Lenten Reflections Week 4

Wednesday 10 March 2021
Southampton East Pastorate

The Wilderness Experience ~ by Heather Ward.
Heather is a teacher of English and the author of Gift of Self and Giving Yourself Away. She also lectures on prayer and spirituality.

As Christians I think we perhaps need to accept that we are always on a route to God which may pass through the desert: we dare not live on starvation rations. By this I mean that we need to be feeding continually on truth, on doctrine, so that we are not living solely according to our feelings, our choices, our way of understanding the gospel. For some of us this may involve concentrating our attention on the basic truths about God as Creator, Father, Redeemer, Lover, especially emphasizing, perhaps, those which we find most difficult emotionally. The need is to allow God to be greater than our powerful feelings. For me, at stages in my life when psychological and emotional difficulties have been uppermost, this has been a matter of directing reading, thinking and praying, towards this one aspect of God in an openness of mind and heart which consents, as it were, to its truth.

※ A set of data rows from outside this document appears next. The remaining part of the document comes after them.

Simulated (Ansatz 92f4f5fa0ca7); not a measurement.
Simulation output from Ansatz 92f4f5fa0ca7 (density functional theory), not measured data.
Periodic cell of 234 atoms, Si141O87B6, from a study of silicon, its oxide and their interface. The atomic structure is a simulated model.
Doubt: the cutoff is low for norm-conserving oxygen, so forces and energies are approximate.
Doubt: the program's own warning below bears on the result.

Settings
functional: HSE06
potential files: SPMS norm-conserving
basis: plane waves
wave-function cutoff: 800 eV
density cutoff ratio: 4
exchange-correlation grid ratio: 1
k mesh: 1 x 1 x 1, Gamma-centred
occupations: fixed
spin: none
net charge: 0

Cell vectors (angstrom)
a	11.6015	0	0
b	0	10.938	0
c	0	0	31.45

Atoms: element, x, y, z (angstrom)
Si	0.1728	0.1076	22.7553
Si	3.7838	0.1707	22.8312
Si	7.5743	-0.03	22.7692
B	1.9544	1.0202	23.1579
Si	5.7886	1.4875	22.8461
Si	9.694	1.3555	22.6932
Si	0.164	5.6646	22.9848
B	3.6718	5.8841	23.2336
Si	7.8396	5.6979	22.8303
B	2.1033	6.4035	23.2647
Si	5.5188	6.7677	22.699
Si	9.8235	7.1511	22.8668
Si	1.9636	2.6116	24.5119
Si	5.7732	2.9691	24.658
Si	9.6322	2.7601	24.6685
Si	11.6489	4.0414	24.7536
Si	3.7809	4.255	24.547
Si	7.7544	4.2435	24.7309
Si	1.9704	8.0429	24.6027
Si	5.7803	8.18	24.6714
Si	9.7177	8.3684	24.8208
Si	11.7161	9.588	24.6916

When we have such difficulties we can often find that beneath it is a powerful resistance to the idea: we don’t like God as Creator, because we don’t like the implications of being a creature; we can’t accept God as ‘Father’ because we take a dim view of fathers. During one period of darkness, for example, I discovered that God’s ‘absence’ resulted from an unwillingness to let God love me, to let God be Love. I couldn’t cope with a gift I hadn’t earned because it was humiliating, belittling. For me the message behind being loved was about my worthlessness, my incapacity to give anything of value. To be loved unconditionally was for me, to be deprived of any human dignity. Once I realized this I realized that there was also a gap between my mind and my feelings. Intellectually I saw that this idea was wrong-headed and distorted, while emotionally I still ‘knew’ it was true. No amount of argument or persuasion had any power in this situation: it was my feelings which needed re-educating.

So I immersed myself as far as possible in brooding upon God as Love – in Scripture, in accounts of Christian experience, in my own life – in a willingness to surrender my own view of love. And in prayer I could only ask him to teach me his meaning of love and offer him a willingness to learn afresh. Certainly I have found again and again that our only way through this kind of impasse is to foster within us some readiness, however faltering, to surrender to God our often cherished and distorted ideas and images, by meditating on his truth in a way which says, ‘Lord, I want to believe this, I want to know it with my whole being. I don’t want to be stuck in myself and my reactions. Teach me what it means.’ We cannot lay claim to salvation on account of our faith, hope and love but only on account of the need they have expressed within us.

For myself, my ‘survival kit’ boils down to the advice Walter Hilton, a fourteenth-century spiritual guide, gave to the pilgrims on their spiritual journey to Jerusalem, that is, to Jesus: Repeat, ‘I am nothing, I have nothing,  I neither seek nor desire anything but the love of Jesus.’ STREAMS IN DRY LAND
HEATHER WARD Scripture Reading PSALM 42 ‘My soul thirsts for God, for the living God.’ Prayer Lord, within us and around us, beneath us and above us, open our hearts to love you, open our ears to listen to you, open our tongues to declare you, for you are our maker and redeemer, the God of truth, love and justice.